Originally posted on the Daily Crowdsource. View the blog post.
When it comes to persuasion, numbers don’t like to share the spotlight. Statistics like to present themselves as fact, as hard data. Numbers, though, are often useless without context. When Twitter opened up its historical data for mining a few months ago, the most valuable part was the context of the tweets; the individual experiences of the customer. As an example: knowing that 437 twitter complaints were received means nothing. Knowing what the complaints were, and how they were resolved is the real value. This contextual insight comes from what is known as “qualitative” information, based on individual emotion and experience.

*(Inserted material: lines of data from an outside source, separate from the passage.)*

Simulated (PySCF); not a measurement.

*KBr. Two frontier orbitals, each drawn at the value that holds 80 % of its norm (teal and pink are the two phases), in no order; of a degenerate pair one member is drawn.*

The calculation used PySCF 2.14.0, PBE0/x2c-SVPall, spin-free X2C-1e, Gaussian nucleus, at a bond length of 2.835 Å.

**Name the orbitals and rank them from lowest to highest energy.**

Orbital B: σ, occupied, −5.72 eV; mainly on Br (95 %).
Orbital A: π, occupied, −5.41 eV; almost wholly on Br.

At first glance, this seems messy. How can one summarize experience and emotion of an entire customer base? There are many factors that cannot be controlled or measured, and all of the data seems to exist in a “web” of tensions and interactions. Approaching it may seem overwhelming: there are just too many factors to understand. This is exactly why it is so potentially valuable.
Mass qualitative data analysis and interpretation is the next golden age for marketing. It is now possible to extract experiential information from an entire customer base and formulate it in useful ways. It is now possible to know how many customers feel about your product in comparison to the competition, in ways that can allow a company to intelligently shift their market approach or product strategy. Sounds great, right? Now for the fun part: how?
The answer is clear: mixed data. Adding qualitative data (context and experience) to quantitative data (statistics and generalizability) in your research design can yield more predictive insight. Mixed data is more robust, has more depth, and can predict consumer behavior better than isolated data. Mixed data has traditionally been created through a combination of focus groups and customer surveys, methods that can be expensive, inaccurate, and difficult to unify. Better options are emerging.
Through the use of crowdsourcing and Crowd Intelligence, mixed data gains even more strength. Huge communities can interact with their favorite product brands to discuss preferences, concerns, take part in activities, and to receive brand perks. The mixed data found in these communities can be mined in a countless number of ways, giving a company unprecedented insight into sentiment and action. Customers get to express their opinions, meet other brand enthusiasts, and get rewards; companies deliver more desirable products and services. Everybody benefits.
The mobilization of mixed method data will soon be a requirement for successful strategic marketing. How long will you wait?